One of the things that makes falafel different from other bean fritters is that it’s made from uncooked beans. It’s best when the beans are soaked for a full day in plenty of water; the result is a wonderfully textured and moist interior with a crisp, browned exterior. The spices and aromatics add to the fabulous bean flavor, and it wouldn’t be unheard of to double or even triple the amount of garlic if you like. Serve falafel, as I do, on their own with a squeeze of lemon and a sprinkle of salt, on top of a green salad, or in a pita with all the fixings (lettuce, tomato, cucumber, tahini sauce, etc). And if you really want to go all out, you can even make your own pita (click here for the recipe).


INGREDIENTS

1 3/4 cups dried chickpeas or 1 cup dried chickpeas and 3/4 cup dried split fava beans, rinsed and picked over
1 cup chopped fresh parsley or cilantro
2 cloves garlic, lightly crushed
1 small onion, quartered
1 tablespoon fresh lemon juice
1 tablespoon ground cumin
1 teaspoon ground coriander
About 1 scant teaspoon cayenne or 2 teaspoons mild chile powder
1 teaspoon salt
1/2 teaspoon pepper
1/2 teaspoon baking soda
Good-quality vegetable oil for frying

INSTRUCTIONS

1. Put the beans in a large bowl and cover with water by 3 to 4 inches. (They will triple in volume as they soak.) Soak the beans for 24 hours, checking once or twice to see if you need to add more water to keep the beans submerged.

2. Drain the beans well and transfer to a food processor with the parsley, garlic, onion, lemon juice, cumin, coriander, cayenne, salt, pepper, and baking soda. Pulse until almost smooth, scraping down the side of the bowl as necessary. Add one or 2 tablespoons water if necessary to allow the machine to do its work, but keep the mixture as dry as possible. Taste and adjust the seasoning, adding more salt, pepper, cayenne, or lemon juice as needed.

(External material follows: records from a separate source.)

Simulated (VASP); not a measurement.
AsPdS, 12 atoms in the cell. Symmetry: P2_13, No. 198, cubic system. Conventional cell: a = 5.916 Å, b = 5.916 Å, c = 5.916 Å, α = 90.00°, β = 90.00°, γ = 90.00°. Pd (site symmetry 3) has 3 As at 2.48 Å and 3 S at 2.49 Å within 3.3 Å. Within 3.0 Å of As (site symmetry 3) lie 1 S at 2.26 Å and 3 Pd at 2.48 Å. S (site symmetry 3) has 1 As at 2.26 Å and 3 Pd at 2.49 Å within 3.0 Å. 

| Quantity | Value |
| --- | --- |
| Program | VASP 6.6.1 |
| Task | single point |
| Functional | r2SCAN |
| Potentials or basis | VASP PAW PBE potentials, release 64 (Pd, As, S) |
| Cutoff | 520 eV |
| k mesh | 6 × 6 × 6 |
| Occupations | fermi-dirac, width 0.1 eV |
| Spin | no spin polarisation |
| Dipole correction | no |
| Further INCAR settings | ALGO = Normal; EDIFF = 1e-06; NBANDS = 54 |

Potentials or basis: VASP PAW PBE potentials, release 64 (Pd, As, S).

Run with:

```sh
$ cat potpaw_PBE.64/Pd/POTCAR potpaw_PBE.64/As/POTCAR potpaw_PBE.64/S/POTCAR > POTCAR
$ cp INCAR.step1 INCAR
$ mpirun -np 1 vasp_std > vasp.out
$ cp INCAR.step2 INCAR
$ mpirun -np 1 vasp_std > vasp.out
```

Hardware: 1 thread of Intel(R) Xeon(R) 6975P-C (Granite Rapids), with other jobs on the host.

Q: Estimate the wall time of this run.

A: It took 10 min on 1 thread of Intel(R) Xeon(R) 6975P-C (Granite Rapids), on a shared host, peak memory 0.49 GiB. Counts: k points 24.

3. Pour oil to a depth of at least 2 inches in a large, deep pot. More is better; the narrower the pot, the less oil you need, but the more oil you use, the more patties you can cook at the same time. Turn the heat to medium-high and heat the oil to about 350°F; a pinch of the batter should sizzle immediately.

4. Scoop out heaping tablespoons of the batter and shape into balls or small patties. Fry in batches, without crowding, until nicely browned, turning as necessary; total cooking time will be less than 5 minutes. Use a slotted spoon to transfer to paper towels to drain (they can be kept warm in a low oven, if you like, until they are all cooked). Serve hot or at room temperature. Store leftovers in an airtight container in the refriger- ator; reheat in a 350°F oven until hot and crisp, about 15 minutes.

Sesame Falafel
I love this flavor combination: In Step 2, add 1/4 cup sesame seeds and 3 tablespoons tahini.

Falafel with Za’atar
Tang from the sumac, nuttiness from the sesame seeds: Use parsley and add 1/4 cup Za’atar in Step 2.

Nutty Falafel
Lots of good texture from the chopped nuts: Replace 1/2 cup of the beans with walnuts, almonds, peanuts, or hazelnuts (don’t soak the nuts). Omit the garlic, cumin, and cayenne. Use parsley, or substitute 1 tablespoon or so fresh thyme leaves for the herb.